Our first port of call was the airport to try our luck at extending the rent. I couldn’t be bothered to go with Olie, so waited for the verdict in the car. Whatever he said to the man, it worked and we were allowed the car for another day and a half. Plenty of time. So we hit the road, still with the hope of getting a glimpse of a moose, hoping that the fact we were leaving the country soon might just increase our luck a little bit. We cruised around and explored some more forest roads and suddenly spotted the sea in the distance, not too far away from us at all. So we decided to try and find some forest next to the sea and have a final fire with a sea view. We eventually found a small empty car park with what seemed to be a nice little walk down to some trees on the water’s edge. I was dressed for the airport at this time, so instead of getting on the plane stinking of camp fire smoke, I stripped off once again and put my hiking gear back on. The others were still not getting used to me stripping off. We started to walk down the path and, instead of finding a nice spot in the forest, we found a deserted sandy beach in what appeared to be a large cove, framed with cliffs and forest. We knew immediately that we would now spend the afternoon there. We picked up some drift wood and broke up a huge fallen tree and built a nice big fire right there on the sand. The rain of yesterday had totally moved away and the sky was clear and the sun was hot. If it was England, that beach would have been packed, but it was deserted for the whole afternoon we were there. We had the place to ourselves to chill out and relax, laying in the sun. Of course I couldn’t help myself but get into the water again. I rolled up my trouser legs and went for a paddle. What struck me was how crystal clear the water was and how, even though it was the Baltic sea, it wasn’t particularly ‘baltic’.
The other three wandered off to explore the woods at the end of the beach and I was more than happy to stay laying in the sun next to the fire on the beach. It was heaven. They eventually returned and we got our last group picture.
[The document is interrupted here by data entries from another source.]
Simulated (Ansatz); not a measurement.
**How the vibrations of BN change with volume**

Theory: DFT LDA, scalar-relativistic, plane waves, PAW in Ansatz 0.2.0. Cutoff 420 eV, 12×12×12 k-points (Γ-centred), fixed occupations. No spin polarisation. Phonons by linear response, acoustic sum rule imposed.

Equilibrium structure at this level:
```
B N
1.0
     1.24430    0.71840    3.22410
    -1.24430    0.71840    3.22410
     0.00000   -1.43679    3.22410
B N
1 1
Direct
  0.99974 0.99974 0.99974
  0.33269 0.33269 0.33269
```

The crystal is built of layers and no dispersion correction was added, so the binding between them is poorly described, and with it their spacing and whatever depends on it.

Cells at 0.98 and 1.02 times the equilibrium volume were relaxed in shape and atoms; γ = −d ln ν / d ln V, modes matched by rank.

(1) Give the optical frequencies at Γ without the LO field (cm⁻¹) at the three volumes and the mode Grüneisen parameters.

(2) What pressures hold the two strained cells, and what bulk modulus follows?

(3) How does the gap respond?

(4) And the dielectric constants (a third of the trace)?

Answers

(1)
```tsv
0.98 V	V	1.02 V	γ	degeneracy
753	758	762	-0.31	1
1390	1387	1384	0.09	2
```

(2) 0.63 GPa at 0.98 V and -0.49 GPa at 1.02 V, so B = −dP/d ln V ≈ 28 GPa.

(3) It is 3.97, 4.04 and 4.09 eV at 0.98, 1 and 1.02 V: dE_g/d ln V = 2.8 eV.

Before we knew it, it was already 20:00 and we had to make a move. I am due to fly home almost a day before the other three because I am going to see Bryan Adams and I stupidly double booked, so had to buy another plane ticket to get home. So I fly out at 06:30am (30/04/16) and they depart tonight at about 22:15. I thought it would be easier to try and get my head down for the night in the airport instead of getting a hotel or sleeping in the car like the other three have opted for. Anyway, we left the beach and drove into Nyköping, a town just a 10 minute drive from the airport. We tried to find somewhere to get a meal altogether before I left them, but everywhere was shut and the town was completely empty. For a Friday night, the night life was non-existent. We had very little choice but to go to a Burger King we had passed on the way into town. Somewhere I try to avoid, but it was all we had. After some food we got back into the car and tried a very final dusk search for moose. If we were to find any, dusk would be the optimum time as they are most active during dusk and dawn when it’s quietest. We drove for a couple of hours, down some seriously dodgy ‘tracks’ that a rental car probably shouldn’t be driven down, but found nothing at all. So they dropped me here at the airport. I think they’re on the way to central Stockholm right now, but planning to sleep in the car in a lay by or somewhere.
So here I am now at 01:00 in a deserted coffee shop in Skavsta Airport. For some reason I can’t sleep in public places so I’m just sitting here staring at the ceiling waiting to make my final trip in a few hours, through security and onto the plane for home where I’m hoping my lovely girlfriend Sarah will be waiting for me at arrivals with a seriously strong coffee.
Sweden: The final thoughts section
Whether we’d all admit it or not, it seemed to me that the four of us were each looking to gain something different from this trip. Whether it be the wilderness and serenity, some peace, self reliance, independence or just those bloody moose. But I know that I have certainly come back with something personal within me and I’m hopeful that the others did too. I think this was the first time the four of us have spent this much time with each other since our friendships began about 20 years ago and personally I enjoyed every moment of it and I put that down to our shared love for what we were there for to start with. Adventure.
Sweden is a stunning country and one I will return to in the not too distant future. With enormous forests and beautiful lakes merging into one, it is everything I love about this world. Mix that with the freedom to roam laws and you have yourself a very happy camper.
One word of wisdom though; I have been told many times by many different people that Sweden and Norway have a moose problem, so much so that they have to be controlled due to overwhelming population. However, the only problem that we found with the moose is that there weren’t any.